Sustainable growth drivers

Song Ligang, a senior researcher of Crawford School of Economics and Government, Australian National University

Thirty years of torrid growth has resulted in environment degradation and resource constraints in China. More disturbing though is domestic imbalance characterized by a current account surplus, income inequality, over-dependence on investments and exports, overcapacity in certain industrial sectors, as well as a shortage of service providers.

Now a key task for China is to alter the growth mode to rely more on productivity, instead of inputs. In a longer term, the goal is to transform the manufacturing and industrial powerhouse into a knowledge-based economy.

Enhancing productivity is a crucial component in shifting toward a low-carbon economy. Technological progress and innovation hold the key. There is huge potential for China to change the relationship between economic output and carbon emissions through the absorption, mass production and improvement of green technologies. The government can play a crucial role in ensuring that China reaches this potential, most importantly by facilitating the dynamic private sector's active engagement in this endeavor. A concerted effort to generate and commercialize green technologies would also enable China to quicken the pace of industrial upgrade.

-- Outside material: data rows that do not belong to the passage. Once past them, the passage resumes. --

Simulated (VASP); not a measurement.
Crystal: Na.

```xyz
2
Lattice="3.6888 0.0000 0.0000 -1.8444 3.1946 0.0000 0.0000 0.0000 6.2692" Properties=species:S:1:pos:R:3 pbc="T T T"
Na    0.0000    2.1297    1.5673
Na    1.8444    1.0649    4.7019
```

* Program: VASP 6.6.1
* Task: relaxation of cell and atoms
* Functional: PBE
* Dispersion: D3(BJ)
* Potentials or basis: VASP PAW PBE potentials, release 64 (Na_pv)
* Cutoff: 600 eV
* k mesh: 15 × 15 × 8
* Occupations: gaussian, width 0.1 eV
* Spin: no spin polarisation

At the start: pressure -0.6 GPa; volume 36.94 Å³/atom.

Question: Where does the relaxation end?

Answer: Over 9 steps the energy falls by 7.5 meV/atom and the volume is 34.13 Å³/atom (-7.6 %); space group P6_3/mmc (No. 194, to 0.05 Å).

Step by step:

Boosting domestic consumption will take time, but there are some clear reform options. For example, an effective way is to urbanize migrant workers by granting them urban residency, which would change their consumption behavior. Consumption can also be stimulated by deepening institutional reforms affecting labor mobility and the social security system.

Despite the current economic slowdown, the country has several long-term sources of growth, such as human capital and innovation and ideas.

Human capital is the asset that ultimately determines the wealth of China. As the Chinese people invest more in education and enterprises foster the creativeness of employees, the increased human capital will add to industrial productivity and economic vitality.

In the next decade, China will be of greater importance for the world economy. The reason is not that the country can contribute faster growth, but it can generate more ideas and innovations.

Insights from Japan

Ichiro Muto, director of the macro-modeling group, research and statistics department, Bank of Japan

China's growth has been heavily driven by investment, and excessive investments have side effects, which eventually may grow too large to control if the country fails to rebalance its growth pattern.

China is now roughly at the same stage of economic development as Japan during or prior to the early 1970s.

In the early 1970s, Japan transformed its growth mode from an investment-dependent one to one driven in a more balanced manner by investment, consumption and exports. The speed of capital accumulation decelerated while consumption continued increasing rapidly as a result of a steady rise in workers' wages. This shift laid the foundation for Japan to maintain a steady growth after the high-growth era in the 1960s.

Japan accomplished the rebalancing because its firms had less incentives to maintain high investment as returns on capital declined. There are a number of reasons for the decline, including a slowdown in technology advancement and the urbanization process. Moreover, the cost of capital increased as Japan raised interest rates in the 1970s, prompting companies to curtail investments.

In China, wage growth is accelerating due to reduction of surplus labor and a new labor law promulgated in 2008. But interest rates have been regulated far below the return on capital. If China fails to narrow the gap between the cost and return of capital, economic rebalancing will become even more difficult.

China also needs to address some unique problems hindering consumption. It must heighten welfare benefits and reform the household registration system to spur household consumption.

Japan's rebalancing was easier because its dependence on investments was much more modest. But China is more able to rebalance its economy while maintaining high growth. This will help China prevent many side effects such as a sluggish job market.

Reward and risks

Liu Ligang, Director of China Economic Research, ANZ Bank

As the U.S. dollar reels from increasing volatility, worries abounded about the safety of China's dollar assets, prompting the country to push forward internationalization of the yuan. To achieve that, China needs to open its capital accounts and strengthen convertibility of the yuan.

Opening capital accounts means removing restrictions on capital account-related transactions including FDI, portfolio equity investments, government and corporate bonds and financial derivatives.

Before China opens the capital accounts, it must first undertake domestic financial liberalization. Risks would emerge otherwise.

Domestic financial liberalization involves efforts to liberalize interest rates and reduce entry barriers into financial sectors.

Two possible risks may loom over the Chinese economy:

First, as China allows offshore renminbi deposits in Hong Kong to return to the mainland, the massive capital flows have the potential to complicate China's efforts to combat inflation.

Second, market-based interest rates in Hong Kong and state-controlled interest rates on China's mainland have provided arbitrage opportunities for speculators. This poses a daunting threat to the country's financial stability.

Controls on interest rates also have negative impacts on the growth momentum because households are not appropriately compensated for their savings. Moreover, banks become less motivated to improve their intermediary services and management efficiency. Moreover, market-determined interest rates could be an effective barometer of macroeconomic and liquidity conditions.